The agreements cover cesspools at Kalaupapa National Historic Park, Hawai'i Volcanoes National Park, Pohakuloa Training Area, Kilauea Military Camp, state-owned and managed housing areas, parks and boating facilities, and Kaua'i County parks and facilities.

The five agencies are the National Park Service, U.S. Army, Housing and Community Development Corp. of Hawai'i, state Department of Land and Natural Resources and Kaua'i County.

A large-capacity cesspool is one that discharges untreated sewage from a multiple dwell-ing or a nonresidential location that serves 20 or more people on any given day, according to the EPA. The April 5 ban does not apply to single-family dwellings.

EPA officials announced the agreements at the Queen Emma Summer Palace, which is owned by the DLNR and sits near a gurgling stream. Peter Young, DLNR director, said the department will link the palace to the city sewer system.

The palace cesspool is one of 60 used by the agency. Under the agreement with the EPA, all of them must be closed by June 30, 2009, Young said. This will cost the state $16.5 million.

So far, lawmakers have given DLNR about $9 million to make the change, he said. Young hopes the rest will be approved by the Legislature this session, but if it isn't, he does not anticipate fines from the EPA.

"We'll make a significant dent," Young said. "The EPA knows we have a pending request with the Legislature and that we have had support in the past."

EPA officials are encouraging those who still use large-capacity cesspools to come forward, promising yesterday that they would review each case for a possible consent agreement rather than impose fines immediately. But Nastri noted that the agency has engaged in an outreach program for several years.

"If there are those who think 'I don't need to do this' and they come to our attention, they need to know there are penalties," Nastri said. "I don't want to rule anything out. But clearly, if their intention is not to be in compliance, that's an issue."

So far, the EPA has only signed consent agreements with the owners of four private apartment complexes in Kailua — Coral Apartments, Kailua Arms & Windward Apartments, Kailua Palms and Town & Country Apartments. Each owner also received an $11,000 fine.
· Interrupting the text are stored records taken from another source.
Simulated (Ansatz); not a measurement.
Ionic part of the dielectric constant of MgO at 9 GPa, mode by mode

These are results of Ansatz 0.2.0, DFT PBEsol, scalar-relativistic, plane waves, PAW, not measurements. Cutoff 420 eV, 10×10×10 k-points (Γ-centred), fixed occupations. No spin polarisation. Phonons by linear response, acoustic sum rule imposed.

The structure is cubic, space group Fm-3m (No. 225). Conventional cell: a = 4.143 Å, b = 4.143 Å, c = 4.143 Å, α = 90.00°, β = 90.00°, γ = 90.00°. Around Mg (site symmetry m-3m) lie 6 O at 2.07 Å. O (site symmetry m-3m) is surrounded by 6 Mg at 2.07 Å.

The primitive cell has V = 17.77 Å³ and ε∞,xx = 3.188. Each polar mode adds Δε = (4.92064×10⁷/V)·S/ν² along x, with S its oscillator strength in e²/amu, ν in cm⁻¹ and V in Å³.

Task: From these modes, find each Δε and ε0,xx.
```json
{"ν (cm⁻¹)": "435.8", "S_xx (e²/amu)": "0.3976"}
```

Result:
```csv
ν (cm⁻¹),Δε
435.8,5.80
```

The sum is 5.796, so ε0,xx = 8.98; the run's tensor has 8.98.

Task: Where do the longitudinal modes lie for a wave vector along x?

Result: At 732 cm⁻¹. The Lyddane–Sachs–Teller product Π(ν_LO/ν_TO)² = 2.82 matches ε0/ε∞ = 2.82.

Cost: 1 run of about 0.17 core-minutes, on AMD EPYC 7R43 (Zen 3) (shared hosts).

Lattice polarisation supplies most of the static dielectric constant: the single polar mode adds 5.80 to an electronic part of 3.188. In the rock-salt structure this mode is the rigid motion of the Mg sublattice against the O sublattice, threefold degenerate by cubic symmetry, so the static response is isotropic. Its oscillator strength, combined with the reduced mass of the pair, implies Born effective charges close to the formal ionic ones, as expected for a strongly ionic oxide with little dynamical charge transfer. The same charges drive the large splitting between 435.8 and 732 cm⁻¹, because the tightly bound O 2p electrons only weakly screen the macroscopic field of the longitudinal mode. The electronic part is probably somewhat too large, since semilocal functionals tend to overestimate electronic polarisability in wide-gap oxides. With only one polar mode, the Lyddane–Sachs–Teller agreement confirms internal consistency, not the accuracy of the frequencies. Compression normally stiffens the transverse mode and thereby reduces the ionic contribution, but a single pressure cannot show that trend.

"Because of their proximity to the coast, the cesspools are going into the groundwater," said John Kemmerer, associate director of the water division for EPA's Region 9. "Most of Kailua is on the sewer system but these, unfortunately, were not."

Kemmerer said more consent agreements with private owners are likely.

"We need to look at those responsible and what they have done to try to comply with the ban and how serious the environmental threat is," Kemmerer said.